Site icon ProVideo Coalition

What does After Effects even do?

Ridiculous question, right? We all know the After Effects basics. I mean, depending on your point of view, of course. It’s a motion graphics app that can be used to create Hollywood-caliber visual effects, when you’re not using it to animate. It’s all about type choreography. Wait, no, really it’s about plug-ins so sophisticated they might as well be separate applications. Really it’s just a tool for video. One thing I know is, I wouldn’t ever use it to edit, I mean, except when I did.

For those who aren’t fortunate enough to have someone walk them through After Effects personally (or, in my case, fortunate enough to have started with a beta version of After Effects 2.0 while working for George Lucas in the 1990’s), there’s a recently-added course at Lynda.com (LinkedIn) to walk you through it: After Effects: The Basics. I’m qualified to tell you about it because I’m the one who created it.

What is it—not just After Effects, but this course itself?

Let’s face it, many tutorials, even the really excellent ones, quickly get into the weeds. You can spend 20 minutes to an hour watching a talented artist talk you through building up a scene. When it’s done, you may wonder, “how many more of these do I watch to get the basic idea?”

I can relate. I like audio apps but have never used ProTools. My audio designer pals have used it for everything from music editing to mashups, EDM to diegetic sound. I have so many questions how they get their results, I don’t even know where to start. So I created an overview that shows what the majority of people do with After Effects, in a few simple steps.

There’s a notion, after all, that a tool like After Effects allows you to do anything. There’s even some truth to that, but the statement doesn’t pass the “mom and dad test.” It doesn’t clarify anything. The course is designed to help absolute beginners glimpse what makes After Effects the flagship motion graphics and compositing application, the swiss-army knife of video.

How to get from start to finish with a shot

You must know, but can’t (on your own) easily learn the simplest way to get a shot through the application, start to finish. This course covers how to accomplish that in the very first lesson, which you can watch here (no subscription required).

Most shots require more than a few simple steps. The rest of the first section of the course is a deeper dive into each major section of the application. Topics include:

The focus is on what each section of After Effects is for. In all I cover ten individual areas of the application, and the activities you’ll undertake in each of them. Why the Layer panel? It’s the only place to add paint, make rotobrush selections or point-track a shot. In the bigger picture, it’s also the “operating room” for an isolated element.

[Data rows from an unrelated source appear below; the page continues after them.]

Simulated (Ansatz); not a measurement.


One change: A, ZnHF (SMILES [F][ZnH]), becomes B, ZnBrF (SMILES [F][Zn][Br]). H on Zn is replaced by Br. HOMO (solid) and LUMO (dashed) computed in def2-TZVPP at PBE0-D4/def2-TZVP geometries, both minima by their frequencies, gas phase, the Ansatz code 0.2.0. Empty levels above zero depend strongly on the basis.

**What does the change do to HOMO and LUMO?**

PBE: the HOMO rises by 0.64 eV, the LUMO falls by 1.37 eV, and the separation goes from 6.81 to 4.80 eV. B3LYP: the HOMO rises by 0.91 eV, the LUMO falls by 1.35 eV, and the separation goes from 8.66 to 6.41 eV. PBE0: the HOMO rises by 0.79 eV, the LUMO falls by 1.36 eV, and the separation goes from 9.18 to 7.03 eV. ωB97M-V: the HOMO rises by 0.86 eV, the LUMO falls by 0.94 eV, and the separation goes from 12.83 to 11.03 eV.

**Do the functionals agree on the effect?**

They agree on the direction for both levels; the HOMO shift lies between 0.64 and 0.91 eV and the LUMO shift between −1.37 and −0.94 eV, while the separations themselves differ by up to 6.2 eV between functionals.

Responses to common questions

A beginner (who might also be an experienced film/video professional) has questions. What about After Effects makes it specifically good for motion graphics? Where in the app can I focus to master it most quickly (answer: the Timeline)? What are all those controls in the Viewer for? Suppose I want my keyframes to look more graceful, is that complicated? How does 3D even work? Do you have to be super advanced to get started animating type? (No.) Why is rendering still part of this application?

Maybe you already know the answers to these questions, in which case I bet others have asked you to answer them.

The final half of the course focuses on designing a single 10 second sequence. It includes steps one might considered advanced, such as creating and applying a 3D camera track. However it’s designed so that no single task requires more than a few simple steps. The focus, again, is to forego workflow details to begin, and get a sense of how it looks to keep things simple.

Who are you, and what do you love to do?

Any two accomplished After Effects artists might have little to nothing in common for skills and interests. I learned I was an animator when I found I could spend hours refining motion that plays out in a few seconds, but compositing became my jam. Most of the compositors I’ve worked with don’t animate. The filmmaker uses After Effects to take control of a scene and make realistic looking changes to it. The motion graphics artist tends to go the opposite direction, bending screen reality into something we’ve never seen or imagined before.

And, let’s face it, After Effects is not always the best tool for the job. I have to correct anyone who refers to After Effects as an application for editing video; heaven help you if you actually try to use it beyond extreme short form edits. It does 3D, sure, but it ain’t Cinema 4D or Maya. It complements and sometimes competes with Photoshop (which also handles video, after all) and Illustrator.

After Effects Basics

When someone says you can do anything in After Effects, they also mean that it helps to know the toolset very well and to be more than a bit stubborn. That stubbornness comes from really wanting to do something, and then you find that the application presents a way of working through a shot that is (for the most part, anyhow) logical and expressive.

My overall metaphor for After Effects? It’s like having a camera that can shoot anything you can imagine, in motion. If that sounds overwhelming, it often is. With The Basics, I’m merely offering you the simplest way to get rolling.